Over the last couple of years, there has been a repeated critique of how self-obsessed nature of America’s embrace of spirituality. While there is a greater openness to religious exploration among all faiths, several influential social critics have suggested that it is narcissism, under the guise of religion, which has become predominant faith in American life. The preoccupation with personal fulfillment and the individual’s search for meaning is indicative of ways in which the traditional motivations for religious observance have fallen by the wayside. Prior to modernity, an individual’s behavior was regulated by society, religious texts and religious authorities. Even in modern times, family and community weighed in strongly and influenced how we behave, what we do, and what is expected of us.
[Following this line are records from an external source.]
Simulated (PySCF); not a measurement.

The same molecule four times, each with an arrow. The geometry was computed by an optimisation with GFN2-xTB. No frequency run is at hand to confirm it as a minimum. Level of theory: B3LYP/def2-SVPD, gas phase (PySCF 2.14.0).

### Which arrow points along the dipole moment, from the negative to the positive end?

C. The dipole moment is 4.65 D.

Today, for almost all Americans, and certainly for the majority of American Jews, religious life is framed more and more exclusively though the lens of the self. As Robert Bella wrote two decades ago in Habit of the Heart: Individualism and Commitment in American Life, Americans "...believe in the dignity, indeed the sacredness of the individual. Anything that would violate our right to think for ourselves, judge for ourselves, make our decisions, live our own lives as we see fit, is not only morally wrong, it is sacrilegious.”

While Bella’s comments are descriptive, such a climate produces a religious way of life that fails to challenge us sufficiently, minimizes a sense of duty and obligation, and does not inspire us to grow and change. When religious life is focused on the individual, on the self, it lacks discipline. It wears away at our sense of community.

When discussing and delineating the laws of Hanukkah, the ancient Rabbis experienced the tension between a place of significance for the individual and the realization that religious life has to take us beyond the self.

Babylonian Talmud, Shabbat 21b
Our Rabbis taught: The precept of Hanukkah is one light for a man and his household; those who enhance this mitzvah kindle a light for each member of the household; and those who further enhance the mitzvah — Beit Shammai maintains: On the first day eight lights are lit and thereafter they are gradually reduced; but Beit Hillel says: On the first day one is lit and thereafter they are progressively increased.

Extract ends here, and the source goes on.